Reputation: 33
I have a subtitle in my string
string subtitle = Encoding.ASCII.GetString(srt_text);
srt_text
is a byte array. I am converting it to string as you can see. subtitle
starts and finish with
Starts:
1
00:00:40,152 --> 00:00:43,614
Out west there was this fella,
2
00:00:43,697 --> 00:00:45,824
fella I want to tell you about,
Finish:
1631
01:52:17,016 --> 01:52:20,019
Catch ya later on
down the trail.
1632
01:52:20,102 --> 01:52:24,440
Say, friend, you got any more
of that good Sarsaparilla?
Now I want to take times and put them into array. I tried
Regex rgx = new Regex(@"^(?:[01][0-9]|2[0-3]):[0-5][0-9]:[0-5][0-9],[0-9][0-9][0-9]$", RegexOptions.IgnoreCase);
Match m = rgx.Match(subtitle);
I am thinking I can just find times but didn't put into array. Assume 'times' is my string array. I want to array output like that
times[0] = "00:00:40,152"
times[1] = "00:00:43,614"
...
times[n-1] = "01:52:20,102"
times[n] = "01:52:24,440"
It have to keep going when subtitle is finish. All times might be in.
I am open for your advise. How can I do this? I am new probably have a lot of mistakes. I apoligize. Hope you can understand and help me.
Upvotes: 1
Views: 503
Reputation: 18987
Using Regular Expressions
You can do this with Regex with multiple matches using Regex.Matches
The regex used is
(\d{2}:\d{2}:\d{2},\d+)
\d
select digits{2}
count of repeatition+
one or many repeatitions: and ,
are plain characters without meaning.Here is the syntax.

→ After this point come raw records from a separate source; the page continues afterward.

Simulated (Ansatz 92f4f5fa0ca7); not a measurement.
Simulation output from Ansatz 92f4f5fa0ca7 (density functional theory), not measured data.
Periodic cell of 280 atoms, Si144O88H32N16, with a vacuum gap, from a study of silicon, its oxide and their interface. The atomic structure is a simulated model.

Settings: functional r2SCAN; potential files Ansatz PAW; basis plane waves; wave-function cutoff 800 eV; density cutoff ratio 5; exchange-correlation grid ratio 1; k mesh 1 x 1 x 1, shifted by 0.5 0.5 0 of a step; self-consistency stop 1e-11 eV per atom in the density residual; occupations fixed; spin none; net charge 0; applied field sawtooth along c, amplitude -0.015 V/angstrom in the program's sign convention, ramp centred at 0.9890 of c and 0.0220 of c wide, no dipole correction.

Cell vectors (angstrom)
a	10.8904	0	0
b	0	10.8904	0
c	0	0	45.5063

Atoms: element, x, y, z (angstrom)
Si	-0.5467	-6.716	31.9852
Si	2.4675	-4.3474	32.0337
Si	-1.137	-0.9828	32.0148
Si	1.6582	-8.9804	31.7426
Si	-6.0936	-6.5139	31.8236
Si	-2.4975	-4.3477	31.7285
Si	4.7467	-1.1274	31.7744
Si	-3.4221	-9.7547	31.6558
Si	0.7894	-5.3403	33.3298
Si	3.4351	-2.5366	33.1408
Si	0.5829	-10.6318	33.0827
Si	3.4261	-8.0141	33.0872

var matchList = Regex.Matches(subtitle, @"(\d{2}:\d{2}:\d{2},\d+)",RegexOptions.Multiline);
var times = matchList.Cast<Match>().Select(match => match.Value).ToList();
With this your times
variable will be filled with all the time substrings.
Below is the result screenshot.
Also note: The RegexOptions.Multiline
part is optional in this scenario.
Upvotes: 1
Reputation: 14044
Probably this might help you get the times from the string you have.
string subtitle = @"1
00:00:40,152 --> 00:00:43,614
Out west there was this fella,
2
00:00:43,697 --> 00:00:45,824
fella I want to tell you about,";
List<string> timestrings = new List<string>();
List<string> splittedtimestrings = new List<string>();
List<string> splittedstring = subtitle.Split(new string[] { "\r\n" }, StringSplitOptions.RemoveEmptyEntries ).ToList();
foreach(string st in splittedstring)
{
if(st.Contains("00"))
{
timestrings.Add(st);
}
}
foreach(string s in timestrings)
{
string[] foundstr = s.Split(new string[] { " --> " }, StringSplitOptions.RemoveEmptyEntries);
splittedtimestrings.Add(foundstr[0]);
splittedtimestrings.Add(foundstr[1]);
}
I have tried splitting the string to get the time string instead of Regex. Because I think Regex should be used to processes text based on pattern matches rather than on comparing and matching literal text.
Upvotes: 1